# i5-2500K - VID, Vcore - some doubts.



## BambOOs (May 11, 2016)

Hello!

First of all, this is my PC specs:

CPU: I5-2500K
MB: AsRock P67 PRO 3 B3
GPU: Gigabyte GTX 970 G1 
RAM: 8 GB DDR3 Kingston HyperX Black 1600 MHz 
PSU: XFX TS 550W
CASE: SPC Gladius M40
CPU COOLER: SPC Grandis v2

After trying to play Watch Dogs on Ultra settings etc (I know it's just bad optimized piece of software, but apart from this I very like it as a game), I saw some CPU bottleneck in some areas. It was just my guess, so I tried to overclock my CPU to ~4.5 GHz to see if there will be any improvement in FPS.

So I went into UEFI and changed some settings like voltage in OFFSET mode, disable C states, set Level of LLC, etc.

Please correct me if I'm wrong:
1. VID - it is "default" voltage on stock speed. Thanks to this, motherboard knows what voltage should apply to CPU.
2. Vcore - actual CPU voltage, depends on current level and type of load, power saving modes. 

I have some doubts of above things. It looks like VID of my CPU is 1.28v according to CoreTemp or RealTemp. Measured with 100 % load (LinX)

While OCing I set offset to +0,005, LLC to Level 3 and multiplier to 45.

PC booted fine, so I started to test stability. Here comes my doubts:

Under 100 % load in LinX, CPU-Z shows 1.35v CPU Voltage, but VID measured in Real/CoreTemp showed 1.4 V.

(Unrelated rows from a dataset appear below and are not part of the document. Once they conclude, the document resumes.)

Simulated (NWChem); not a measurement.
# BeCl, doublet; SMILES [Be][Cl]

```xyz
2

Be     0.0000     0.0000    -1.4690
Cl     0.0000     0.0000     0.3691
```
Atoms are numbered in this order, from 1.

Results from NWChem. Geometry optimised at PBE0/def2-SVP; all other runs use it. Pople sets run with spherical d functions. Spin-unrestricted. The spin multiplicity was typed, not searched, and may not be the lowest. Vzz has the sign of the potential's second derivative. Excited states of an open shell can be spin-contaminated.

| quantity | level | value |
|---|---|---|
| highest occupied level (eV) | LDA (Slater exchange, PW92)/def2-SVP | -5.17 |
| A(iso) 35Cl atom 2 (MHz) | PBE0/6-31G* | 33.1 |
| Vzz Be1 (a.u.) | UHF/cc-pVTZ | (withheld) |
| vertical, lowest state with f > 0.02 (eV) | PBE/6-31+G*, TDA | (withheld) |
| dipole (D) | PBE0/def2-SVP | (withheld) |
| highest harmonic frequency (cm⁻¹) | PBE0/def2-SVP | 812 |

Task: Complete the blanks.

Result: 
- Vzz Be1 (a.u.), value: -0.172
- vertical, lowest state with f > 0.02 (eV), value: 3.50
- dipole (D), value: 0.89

I thought Vcore will be at 1.28 + 0.005 = 1.2805v

And why VID is so high?

Please help me to understand these things.

Thanks in advance.

Greetings.


----------



## Folterknecht (May 11, 2016)

https://translate.google.com/transl...5-oc-guide-faq-847597.html&edit-text=&act=url


----------



## OneMoar (May 12, 2016)

because this is how LLC works
reduce the LLC and vcore untill your load-voltage is <1.25


----------



## FR@NK (May 12, 2016)

BambOOs said:


> While OCing I set offset to +0,005, LLC to Level 3 and multiplier to 45.



The VID changes depending on the clock speed. So using a higher multi will increase the voltage.

I use a negative offset to keep within safe voltages at higher multipliers.


----------



## BambOOs (May 12, 2016)

Thanks for answers  

I'm wondering, why my motherboard boosted vcore to 1.35?

I thought LLC is helpful in decrease Vdroop.


----------



## Mussels (May 12, 2016)

Friend, comrade! Us 2500K users must unite 

1.35V - 1.40V is safe to use 24/7, and should net you 4.5GHz+ - in my case i get 4.7GHz from 1.35V for 24/7 stable daily use

LLC and such decrease VDROOP, by boosting load voltages. It can boost higher than your selected voltage - this varies between mobos so you may have to mess around with that.

Having a K chip, dont worry about offsets and such - just run the 'default' settings with 1.4V Vcore and test one multi at a time (i use 10 passes of intel burn test as a basic test for this stage), and see if its stable or overheating (performance will drop if you thermal throttle).

Once you get a stable clock, tweak the voltage down slightly and repeat the testing. Once you think its stable with results you're happy to keep long term, change it to 100 rounds of IBT, test gaming, etc etc.

Feel free to Enable EIST/C-States and other power saving modes to save power at idle - i leave all mine on with no negative effects.

As for your voltage boosting, disable turbo - you're OCing it anyway, so dont have two conflicting things happening at once, turbo changes the amount of active cores, multi and voltages - do it all manually instead.


----------



## jboydgolfer (May 12, 2016)

Doesnt get much better these days,than Oc'ing a sexy sb 2500k 
Good memories, great perf.
After going to a 4690k, ive seen no real life performance jumps, ride those 2500's until you no longer can folks.
Intel guffed up on that chip.no money in long life chips


----------



## Mussels (May 12, 2016)

jboydgolfer said:


> Doesnt get much better these days,than Oc'ing a sexy sb 2500k
> Good memories, great perf.
> After going to a 4690k, ive seen no real life performance jumps, ride those 2500's until you no longer can folks.




according to a thorough single benchmark i did (intel burn tests Glfops result) my OC'd 2500K is faster than a 6600K at stock. Cant beat that performance, for how old it is.


----------



## jboydgolfer (May 12, 2016)

Mussels said:


> according to a thorough single benchmark i did (intel burn tests Glfops result) my OC'd 2500K is faster than a 6600K at stock. Cant beat that performance, for how old it is.



i agree 100%
they broke the mold (rightfully So) when they stopped production on those puppies.
I remember driving down to Microcenter buying my 2500k, and being able to OC it right to 4.6-4.7Ghz Just on multiplier increases.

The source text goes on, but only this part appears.